Every time your phone rings, your customers expect someone is going to pick up.
Every time you receive an email, your customers expect a reply.
Every time you receive a comment on your Facebook page, your customers expect a response.
As a small business owner, you’ve got to find a way to manage their expectations while still being able to manage your business.
You can’t just spend all of your time answering the phone—you still need to deliver outstanding customer service, make the best use of your time, and sell-sell-sell!
When it comes to managing expectations, a little effort will definitely go a long way. In fact, it’s one of the easiest and most effective ways to avoid frustrating your customers.
1. Identify key priorities
Choose what’s important and what isn’t. You definitely want to respond to your customers in a timely manner, but you also can’t let phone calls and emails consume your entire day—especially when you’re short staffed.
Make sure you’re able to support your vendors, strategic partners, and those you do business with and that you’re able to carve out some time to focus on the real differentiator for your business (ie baking bread). Instead of sitting by the phone or monitoring your inbox, find some time to check in and respond throughout the day.
2. Establish rules of engagement
Managing customer expectations means you’ve got to establish rules for engagement that clearly define how and when you’re going to follow up as well as why there might be any possible delays.
If you’re a baker and you never answer the phone in the morning because you’re busy baking bread, that’s something you need to communicate in your voicemail message. You can’t assume your customers will automatically know that’s what you’re doing. By not answering, they might think you’re closed or that you are blowing them off when you’re actually busy crafting delicious treats.
3. Communicate expectations with your customers
Most brick and mortar businesses post their hours of operation on their front door. Yet, when it comes to other forms of communication, they don’t always follow suit.
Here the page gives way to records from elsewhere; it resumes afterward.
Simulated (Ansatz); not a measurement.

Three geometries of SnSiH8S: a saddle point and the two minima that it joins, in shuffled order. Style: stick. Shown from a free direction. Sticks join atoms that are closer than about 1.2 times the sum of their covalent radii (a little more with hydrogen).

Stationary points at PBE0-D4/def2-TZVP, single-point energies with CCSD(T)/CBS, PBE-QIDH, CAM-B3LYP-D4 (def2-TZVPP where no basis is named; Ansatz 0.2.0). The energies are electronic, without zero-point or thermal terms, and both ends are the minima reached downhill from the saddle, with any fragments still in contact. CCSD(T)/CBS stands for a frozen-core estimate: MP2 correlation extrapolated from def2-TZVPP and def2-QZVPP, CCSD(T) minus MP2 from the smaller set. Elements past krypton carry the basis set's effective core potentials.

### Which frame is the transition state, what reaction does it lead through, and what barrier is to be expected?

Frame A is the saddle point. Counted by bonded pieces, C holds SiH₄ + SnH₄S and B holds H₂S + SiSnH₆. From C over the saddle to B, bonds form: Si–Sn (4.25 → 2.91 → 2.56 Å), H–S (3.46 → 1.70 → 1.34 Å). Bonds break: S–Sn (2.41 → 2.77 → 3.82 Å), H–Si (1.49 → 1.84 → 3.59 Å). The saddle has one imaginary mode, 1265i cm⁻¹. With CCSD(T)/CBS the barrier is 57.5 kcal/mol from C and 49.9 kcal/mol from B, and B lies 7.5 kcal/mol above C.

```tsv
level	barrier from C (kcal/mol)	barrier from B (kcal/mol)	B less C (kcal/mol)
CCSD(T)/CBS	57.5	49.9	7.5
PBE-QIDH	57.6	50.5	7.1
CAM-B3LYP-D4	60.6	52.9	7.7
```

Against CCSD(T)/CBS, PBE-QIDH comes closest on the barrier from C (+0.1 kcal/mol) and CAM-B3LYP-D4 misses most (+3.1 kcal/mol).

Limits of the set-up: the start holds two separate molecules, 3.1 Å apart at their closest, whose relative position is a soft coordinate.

If you’re going to be away from the office for the rest of the afternoon, set your e-mail out-of-office greeting and update your voicemail message accordingly. Doing so only takes a few minutes, and can avoid a lot of unnecessary headaches and frustrated customers.
Personally, I know it can make a big difference. I was having a conversation with a graphic designer colleague a few days ago and she ended by communicating expectations on when she would follow and I have to tell you, it was amazingly refreshing. I didn’t have to ask, probe, or pry—she offered it up and I really appreciated it.
How do you manage customer expectations?